Introducing Suspended Jobs
Author: Adhityaa Chandrasekar (Google)
Jobs are a crucial part of Kubernetes' API. While other kinds of workloads such as Deployments, ReplicaSets, StatefulSets, and DaemonSets solve use-cases that require Pods to run forever, Jobs are useful when Pods need to run to completion. Commonly used in parallel batch processing, Jobs can be used in a variety of applications ranging from video rendering and database maintenance to sending bulk emails and scientific computing.
While the amount of parallelism and the conditions for Job completion are configurable, the Kubernetes API lacked the ability to suspend and resume Jobs. This is often desired when cluster resources are limited and a higher priority Job needs to execute in the place of another Job. Deleting the lower priority Job is a poor workaround as Pod completion history and other metrics associated with the Job will be lost.
With the recent Kubernetes 1.21 release, you will be able to suspend a Job by
updating its spec. The feature is currently in alpha and requires you to
enable the SuspendJob
feature gate
on the API server
and the controller manager
in order to use it.
API changes
We introduced a new boolean field suspend
into the .spec
of Jobs. Let's say
I create the following Job:
apiVersion: batch/v1
kind: Job
metadata:
name: my-job
spec:
suspend: true
parallelism: 2
completions: 10
template:
spec:
containers:
- name: my-container
image: busybox
command: ["sleep", "5"]
restartPolicy: Never
Jobs are not suspended by default, so I'm explicitly setting the suspend
field
to true in the .spec
of the above Job manifest. In the above example, the
Job controller will refrain from creating Pods until I'm ready to start the Job,
which I can do by updating suspend
to false.
As another example, consider a Job that was created with the suspend
field
omitted. The Job controller will happily create Pods to work towards Job
completion. However, before the Job completes, if I explicitly set the field to
true with a Job update, the Job controller will terminate all active Pods that
are running and will wait indefinitely for the flag to be flipped back to false.

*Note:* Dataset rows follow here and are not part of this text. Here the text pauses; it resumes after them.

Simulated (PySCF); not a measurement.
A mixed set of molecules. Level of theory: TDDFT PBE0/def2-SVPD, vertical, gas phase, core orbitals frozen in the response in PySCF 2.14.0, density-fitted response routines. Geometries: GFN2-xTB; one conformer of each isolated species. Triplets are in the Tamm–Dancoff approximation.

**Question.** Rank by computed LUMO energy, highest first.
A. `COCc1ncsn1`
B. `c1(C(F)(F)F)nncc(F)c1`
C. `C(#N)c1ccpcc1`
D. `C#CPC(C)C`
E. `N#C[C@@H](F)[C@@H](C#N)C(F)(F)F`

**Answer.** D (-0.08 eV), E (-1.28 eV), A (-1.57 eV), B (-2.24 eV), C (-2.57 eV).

Typically, Pod termination is done by sending a SIGTERM signal to all container
processes in the Pod; the graceful termination period
defined in the Pod spec will be honoured. Pods terminated this way will not be
counted as failures by the Job controller.
It is important to understand that succeeded and failed Pods from the past will continue to exist after you suspend a Job. That is, that they will count towards Job completion once you resume it. You can verify this by looking at Job's status before and after suspension.
Read the documentation for a full overview of this new feature.
Where is this useful?
Let's say I'm the operator of a large cluster. I have many users submitting Jobs to the cluster, but not all Jobs are created equal — some Jobs are more important than others. Cluster resources aren't infinite either, so all users must share resources. If all Jobs were created in the suspended state and placed in a pending queue, I can achieve priority-based Job scheduling by resuming Jobs in the right order.
As another motivational use-case, consider a cloud provider where compute resources are cheaper at night than in the morning. If I have a long-running Job that takes multiple days to complete, being able to suspend the Job in the morning and then resume it in the evening every day can reduce costs.
Since this field is a part of the Job spec, CronJobs automatically get this feature for free too.
References and next steps
If you're interested in a deeper dive into the rationale behind this feature and the decisions we have taken, consider reading the enhancement proposal. There's more detail on suspending and resuming jobs in the documentation for Job.
As previously mentioned, this feature is currently in alpha and is available
only if you explicitly opt-in through the SuspendJob
feature gate.
If this is a feature you're interested in, please consider testing suspended
Jobs in your cluster and providing feedback. You can discuss this enhancement on GitHub.
The SIG Apps community also meets regularly
and can be reached through Slack or the mailing list.
Barring any unexpected changes to the API, we intend to graduate the feature to
beta in Kubernetes 1.22, so that the feature becomes available by default.